Unlike past peace efforts which have veered between ill-prepared personal initiatives by political leaders and technical talks between bureaucrats which foundered for lack of direction from the top, the current phase combines the two. Prime Minister Manmohan Singh’s impromptu invitation to his Pakistani counterpart Yusuf Raza Gilani to watch last week’s India-Pakistan cricket semi-final coincided with the resumption of the first structured dialogue between the two countries since the November 2008 attacks on Mumbai. The foreign secretaries, or top diplomats, of India and Pakistan met in Thimphu, Bhutan in February. In talks last week, the home secretaries of the two countries made progress in coordinating their investigations into the Mumbai attacks; the trade secretaries are expected to meet soon, as are the defence secretaries.

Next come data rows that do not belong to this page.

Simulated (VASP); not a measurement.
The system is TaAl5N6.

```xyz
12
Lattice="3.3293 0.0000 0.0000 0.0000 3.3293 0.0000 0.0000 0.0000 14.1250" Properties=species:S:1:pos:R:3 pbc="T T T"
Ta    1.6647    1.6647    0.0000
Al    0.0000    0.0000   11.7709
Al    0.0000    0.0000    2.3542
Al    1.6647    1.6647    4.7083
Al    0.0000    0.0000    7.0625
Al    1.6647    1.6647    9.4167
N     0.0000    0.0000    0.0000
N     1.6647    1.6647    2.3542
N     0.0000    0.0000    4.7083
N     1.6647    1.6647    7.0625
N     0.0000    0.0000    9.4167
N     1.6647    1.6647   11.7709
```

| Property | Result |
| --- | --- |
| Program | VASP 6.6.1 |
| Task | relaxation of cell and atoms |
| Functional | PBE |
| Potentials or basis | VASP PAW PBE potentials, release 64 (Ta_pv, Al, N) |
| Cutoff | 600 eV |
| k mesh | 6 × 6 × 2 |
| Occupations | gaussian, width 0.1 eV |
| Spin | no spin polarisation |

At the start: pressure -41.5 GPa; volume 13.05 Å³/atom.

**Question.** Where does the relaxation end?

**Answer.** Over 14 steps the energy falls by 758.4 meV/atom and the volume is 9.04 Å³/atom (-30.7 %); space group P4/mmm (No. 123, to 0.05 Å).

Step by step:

Moreover, the Indian prime minister is personally committed to pursuing peace in the time he has left before a national election due by 2014. And while last year he was isolated even within his own party in his enthusiasm for peace – an idea that still lingers in some quarters – his initiative appears to enjoy the support of powerful Congress party president Sonia Gandhi. Outlook magazine, writing about his cricket diplomacy, noted that Singh was flanked by Gandhi and her son and prime-minister- in-waiting, Rahul Gandhi, when he welcomed Gilani on his first official visit to India.
The Pakistan Army, which dominates foreign and security policy in Pakistan, has also been slowly reassessing its approach to Islamist militants it once nurtured for use against India as they slip increasingly out of its control. How far that reassessment goes is open to debate; but few doubt that Gilani would have accepted Singh’s invitation to India to explore peace talks had this not been endorsed by the army.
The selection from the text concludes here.